Saturday, August 15, 2009

Is Our Senators Learning: The Reach of the Open Meeting Law

It's been some time since our last post, which must mean the Senate has not been doing much lately. We did notice one item of interest on the next Phantom Committee agenda, however: "a resolution reiterating the requirement of the ASUN Executive Board to comply with [the] Nevada Open Meeting Law." This got our attention because there is no requirement for the Executive Board to comply with the Open Meeting Law. Hell, there isn't even an "Executive Board."

We need to begin by dealing with two unfounded assumptions on which this agenda item is based. First, there is no Executive Board. There used to be one, but that was under ASUN's previous constitution. There is something called the President's Advisory Cabinet, established under Title VII of the Executive Branch Act of 2007 (ASUN Public Law 75-7; 75 ASUN Stat. 13). Second, there is nothing in ASUN law to require this group to abide by the Open Meeting Law.

With those two assumptions out of the way, we can now look to the Open Meeting Law for guidance. The Open Meeting Law (Chapter 241 of NRS) requires public bodies to conduct their business openly, in view of the public. The OML applies to student governments because the Nevada Legislature has required the Board of Regents to adopt regulations equivalent to the OML for student governments and to provide for their enforcement (NRS 241.038). The Regents have done that, and the policy is codified in the Board of Regents Handbook, Title 4, Chapter 20, Part B, section 3 (link). The Board of Regents policy essentially says that student governments must comply with the OML.
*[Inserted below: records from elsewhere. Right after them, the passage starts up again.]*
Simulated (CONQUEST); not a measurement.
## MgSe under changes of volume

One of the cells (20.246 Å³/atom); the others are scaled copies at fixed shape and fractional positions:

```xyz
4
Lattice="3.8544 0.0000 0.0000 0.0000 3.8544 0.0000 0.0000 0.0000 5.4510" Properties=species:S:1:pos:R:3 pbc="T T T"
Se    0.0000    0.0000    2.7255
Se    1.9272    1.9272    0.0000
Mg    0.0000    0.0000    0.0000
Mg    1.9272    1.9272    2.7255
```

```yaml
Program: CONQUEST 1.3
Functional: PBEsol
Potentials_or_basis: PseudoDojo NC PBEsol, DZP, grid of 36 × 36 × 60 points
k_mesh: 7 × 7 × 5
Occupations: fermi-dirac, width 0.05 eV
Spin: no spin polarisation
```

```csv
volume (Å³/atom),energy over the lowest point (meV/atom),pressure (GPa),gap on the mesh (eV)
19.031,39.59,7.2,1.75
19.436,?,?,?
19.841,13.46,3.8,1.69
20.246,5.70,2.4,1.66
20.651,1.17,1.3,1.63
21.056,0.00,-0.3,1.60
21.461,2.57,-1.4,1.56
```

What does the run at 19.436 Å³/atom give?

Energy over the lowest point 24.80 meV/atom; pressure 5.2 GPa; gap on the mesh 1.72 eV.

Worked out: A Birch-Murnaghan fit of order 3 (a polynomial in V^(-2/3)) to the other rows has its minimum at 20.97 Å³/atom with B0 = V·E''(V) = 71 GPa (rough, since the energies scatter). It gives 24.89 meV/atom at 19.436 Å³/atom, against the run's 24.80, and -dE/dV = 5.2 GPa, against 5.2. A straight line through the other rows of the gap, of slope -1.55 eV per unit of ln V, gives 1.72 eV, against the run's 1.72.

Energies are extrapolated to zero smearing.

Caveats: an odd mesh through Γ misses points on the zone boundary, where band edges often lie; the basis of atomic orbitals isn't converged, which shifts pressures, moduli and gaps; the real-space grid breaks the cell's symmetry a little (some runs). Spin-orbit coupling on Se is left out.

The Open Meeting Law applies only to public bodies. The law defines a public body as "any administrative, advisory, executive or legislative body of the State or a local government which expends or disburses or is supported in whole or in part by tax revenue or which advises or makes recommendations to any entity which expends or disburses or is supported in whole or in part by tax revenue, including, but not limited to, any board, commission, committee, subcommittee or other subsidiary thereof" (NRS 241.015(3)).

The Nevada Attorney General advises us that in order for a body to be a public body, it "administrative, advisory, executive or legislative body of the State or a local government," meaning that it "must (1) owe its existence to and have some relationship with a state or local government, (2) be organized to act in an administrative, advisory, executive or legislative capacity, and (3) must perform a government function" (Open Meeting Law Handbook, link). If any one of the elements are missing, the body is not a public body. Applying these elements to the President's Cabinet, condition 1 is only partly satisfied. Although the Cabinet does owe its existence to the Senate (only because it enacted a law establishing the Cabinet), it does not have any relationship with the Senate. Condition 2 is satisfied because it acts in an advisory capacity. Condition 3 is not satisfied because it is only advising the President, who himself is not a a public body.

The law also requires that the body be collegial in nature, meaning that the members share equal power through their votes. The members of the Cabinet have no collective power; the ASUN President is not bound by its advice. Therefore, under the OML, the President's Cabinet is not required to obey the OML.

However, the language the Regents used in applying the OML to student governments is a little grayer. It says that the OML applies to "[t]he meetings of any multi-member executive or legislative body, committee, subcommittee, commission or subsidiary thereof" (Handbook, Title 4, Chapter 20, Part B, section 3(3)). Even under this broader application, the OML does not seem to apply. The President's Advisory Cabinet is not an executive body. It has no collective decision-making power of its own, it has no collective ability to execute policy, etc. Its members each possess decision-making and executive powers in their own departments, but it is the President in this case who possesses all the power.

This language also suffers from circular reasoning. Assume it says the Cabinet must follow the OML according to the OML's provisions, but the OML, according to its provisions, says it does not. Even if you assume the Cabinet is covered within the term "multi-member executive body," the OML says that it doesn't apply to a body such as the Cabinet.

For those reasons, we believe the Cabinet is not required to obey the OML. Now, that's not to say that the Senate could not pass a law requiring the Cabinet to abide by the OML's provisions, but it would be subject to constitutional challenge in the Judicial Council on the grounds that it violates the separation of powers doctrine, that it prevents the President from receiving candid advice from his department chiefs, and that it abuses the deliberative process privilege enjoyed by executives.

Now, there may be more to this story than we are aware. Perhaps a university attorney has disagreed with our interpretation of the OML and Regents policy. Even if that were the case, it would take a disciplinary action to test that interpretation. Unfortunately, under federal law disciplinary actions cannot be disclosed by the university, so we'd likely never know about it, unless a subject of such an action were to speak out.

But given the fact that this is a nonbinding resolution the Phantom Committee is deliberating, and given the phrasing that it would "reiterate" a requirement that is presumed to already exist, we think this is coming from some senators who are misinformed on the reach of the OML, and whose motivation is probably that they don't like that President Eli Reilly and his cronies are allegedly meeting behind closed doors to share their mutual disdain for Gracie Geremia and discussing how to undermine her every move, starting with elevating Sen. Brandon Bishop's status.